With the kick-start of a lazy $3 million from Geoff Wilson’s family foundation, the Future Generations Global listed investment company, which debuted on the ASX last Thursday, attracted a glittering array of celebrity investors. It also attracted some mental health and other charities as shareholders.
The LIC sponsored by Geoff Wilson’s Wilson Asset Management, Future Generations Global (FGG), raised $302 million, making it the most successful raising of its kind this year. This was despite strong headwinds during the last three weeks of the raising period due to the Chinese, Australian and global markets volatility.
Wilson and his well-connected friends and associates put together a registry of about 5,500 investors for the multi-manager fund, which donates back its funds management fees to various organisations that assist people with mental illness – especially young people. Louise Walsh, FGG co-chief executive, said that, if not for the recent market gyrations, the IPO would probably have raised closer to $400 million.
The share registry makes for interesting reading. Apart from QBE, which is the largest shareholder, with $30 million invested, and the Wilson family foundation, the main stakeholders include:
> the partners of advisory firm Korda Mentha, including Mark Korda, Mark Mentha and Dean Winterbottom, who is on the board of ReachOut Australia
> IPAC co-founder and TV personality Paul Clitheroe
> Melbourne entrepreneur Peter Scanlon, who runs his own foundation and family office
> Paul Bassat, the co-founder of Seek and current Wesfarmer and Australian Football League director
> Film industry identity and philanthropist Neil Balnaves
> Lonely Planet founders Maureen and Tony Wheeler
> Tony Berg, the first managing director of Macquarie Bank and a former chief executive of Boral
> Daniel Petrie, the tech entrepreneur and former US Microsoft executive
> Investment banker Peter Joseph, who is also a director of the Black Dog Institute and St James Ethics Centre
> The Gumala Trust, which is the second-largest indigenous company in Australia
> Private equity veterans Joe Skrynzki, a former Sydney Opera House chair and film industry promoter, and his business partner Bill Ferris
> Grahame Mapp, the founder of coal exporter Oakbridge in the 1970s and, more recently, the founder of media company Omnicom (now know as Omnilab Media)

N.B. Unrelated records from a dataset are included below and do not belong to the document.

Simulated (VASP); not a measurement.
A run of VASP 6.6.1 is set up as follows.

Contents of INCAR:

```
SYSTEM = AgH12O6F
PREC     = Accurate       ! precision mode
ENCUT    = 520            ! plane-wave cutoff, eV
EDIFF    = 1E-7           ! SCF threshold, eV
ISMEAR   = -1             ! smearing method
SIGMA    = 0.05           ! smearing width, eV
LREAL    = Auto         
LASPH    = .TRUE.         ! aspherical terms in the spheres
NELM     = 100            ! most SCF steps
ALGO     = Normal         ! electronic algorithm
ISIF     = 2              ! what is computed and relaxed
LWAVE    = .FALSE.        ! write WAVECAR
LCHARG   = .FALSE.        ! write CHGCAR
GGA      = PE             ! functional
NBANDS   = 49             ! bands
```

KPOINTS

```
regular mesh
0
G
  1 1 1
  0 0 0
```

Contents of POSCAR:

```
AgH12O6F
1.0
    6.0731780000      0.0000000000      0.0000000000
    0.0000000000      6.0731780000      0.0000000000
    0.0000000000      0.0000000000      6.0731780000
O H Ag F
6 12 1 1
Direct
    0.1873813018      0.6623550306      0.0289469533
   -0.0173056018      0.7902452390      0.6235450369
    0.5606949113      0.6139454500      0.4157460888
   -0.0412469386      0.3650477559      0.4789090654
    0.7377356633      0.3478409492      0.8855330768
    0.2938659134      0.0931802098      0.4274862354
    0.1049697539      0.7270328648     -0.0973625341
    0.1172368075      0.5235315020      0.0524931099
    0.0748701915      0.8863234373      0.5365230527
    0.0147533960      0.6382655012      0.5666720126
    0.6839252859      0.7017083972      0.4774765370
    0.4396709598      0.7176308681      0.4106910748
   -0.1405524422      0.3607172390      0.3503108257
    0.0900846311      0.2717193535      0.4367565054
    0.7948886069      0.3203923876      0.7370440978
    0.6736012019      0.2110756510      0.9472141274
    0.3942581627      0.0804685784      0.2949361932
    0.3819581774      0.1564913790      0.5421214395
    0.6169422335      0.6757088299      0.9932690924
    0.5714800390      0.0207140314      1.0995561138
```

> Myles Baron-Hay, a former BT Funds Management executive and chief executive of the Sydney Swans AFL club, and
> Frank Casarotti, a director of the LIC and head of distribution at Wilson’s rival fund manager Magellan Financial Group.
Among the charities and foundations which also took shares in the IPO as a way to help their own reserves management, are Sane Australia, the Smith Family, the Snow Foundation and the Grace Foundation.
The FGG gives one per cent of assets under management to a selection of mental health charities per year, with the fund managers and other service providers, including the ASX and administrator White Administration, donating their services.
For shareholders who invest more than $1 million, the donation can go to a charity of their choice outside the FGG list. FGG will also provide a dividend scheme for donations and promote separate donations. It will be Australia’s second-largest single funder of mental health research and assistance outside of government.
The $1.00 shares traded at $1.07 on day one, in a soft market, slipping to $1.05 last Friday.